The Cantor Set is constructed in the following way:

Start with the interval [0,1]. Next, remove the open middle third interval, which gives you two line segments [0,1/3] and [2/3,1]. Again, remove the middle third for each remaining interval, which leaves you now with 4 intervals. Repeat this final step ad infinitum.

Cantor_set_binary_tree.svg.png

The points in [0,1] that do not eventually get removed in the procedure form the Cantor set.

How many points are there in the Cantor Set?

Consider the diagram below:

Screen Shot 2017-02-21 at 8.05.41 PM.png

An interval from each step has been coloured in red, and each red interval (apart from the top one) lies underneath another red interval. This nested sequence shrinks down to a point, which is contained in every one of the red intervals, and hence is a member of the Cantor set. In fact, each point in the Cantor set corresponds to a unique infinite sequence of nested intervals.

To label a point in the Cantor set according to the path of red intervals that is taken to reach it, label each point by an infinite sequence consisting of 0s and 1s.

A 0 in the nth position symbolises that the point lies in the left hand interval after the nth stage in the Cantor process.

A in the nth position symbolises that the point lies in the right hand interval after the nth stage in the Cantor process.

For example, the point 0 in [0,1] is represented by the sequence 0000…., the point 1 is represented by the sequence 1111…. and the point 1/3 is represented by the sequence 01111….
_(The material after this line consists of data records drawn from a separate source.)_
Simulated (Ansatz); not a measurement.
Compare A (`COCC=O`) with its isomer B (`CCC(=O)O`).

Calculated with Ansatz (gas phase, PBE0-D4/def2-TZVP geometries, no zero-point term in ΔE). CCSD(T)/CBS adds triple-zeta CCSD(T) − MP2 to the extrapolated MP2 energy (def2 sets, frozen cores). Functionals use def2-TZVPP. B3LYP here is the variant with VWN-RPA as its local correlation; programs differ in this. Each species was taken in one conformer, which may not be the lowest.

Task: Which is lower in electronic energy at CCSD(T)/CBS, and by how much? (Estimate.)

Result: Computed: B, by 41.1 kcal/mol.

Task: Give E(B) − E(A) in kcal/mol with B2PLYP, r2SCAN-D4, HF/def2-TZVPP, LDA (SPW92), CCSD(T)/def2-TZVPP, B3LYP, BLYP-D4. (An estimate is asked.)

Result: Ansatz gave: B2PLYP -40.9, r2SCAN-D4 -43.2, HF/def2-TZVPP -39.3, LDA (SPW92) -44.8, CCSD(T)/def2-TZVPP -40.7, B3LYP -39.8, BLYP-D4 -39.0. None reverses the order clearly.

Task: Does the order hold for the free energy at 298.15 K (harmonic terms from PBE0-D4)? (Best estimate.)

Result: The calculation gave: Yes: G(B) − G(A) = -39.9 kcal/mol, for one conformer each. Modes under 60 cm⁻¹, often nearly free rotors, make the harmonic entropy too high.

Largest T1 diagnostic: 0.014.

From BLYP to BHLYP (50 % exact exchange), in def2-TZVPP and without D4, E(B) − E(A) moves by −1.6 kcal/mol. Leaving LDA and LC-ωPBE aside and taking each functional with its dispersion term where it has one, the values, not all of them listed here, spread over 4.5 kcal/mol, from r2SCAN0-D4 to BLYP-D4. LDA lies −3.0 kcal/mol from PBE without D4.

So, as there are infinite sequences consisting of 0s and 1s, there are an infinite number of elements in the Cantor set. If we place a point before any one of these infinite sequences, for example 0100010… becomes .0100010…, then we convert an infinite sequence of 0s and 1s to the binary expansion of a real number between 0 and 1. This means that the number of points in the Cantor set is the same as the number of points in the interval [0,1]. We conclude that the infinite process of removing middle thirds from the interval [0,1] has no effect on the number of points in [0,1]!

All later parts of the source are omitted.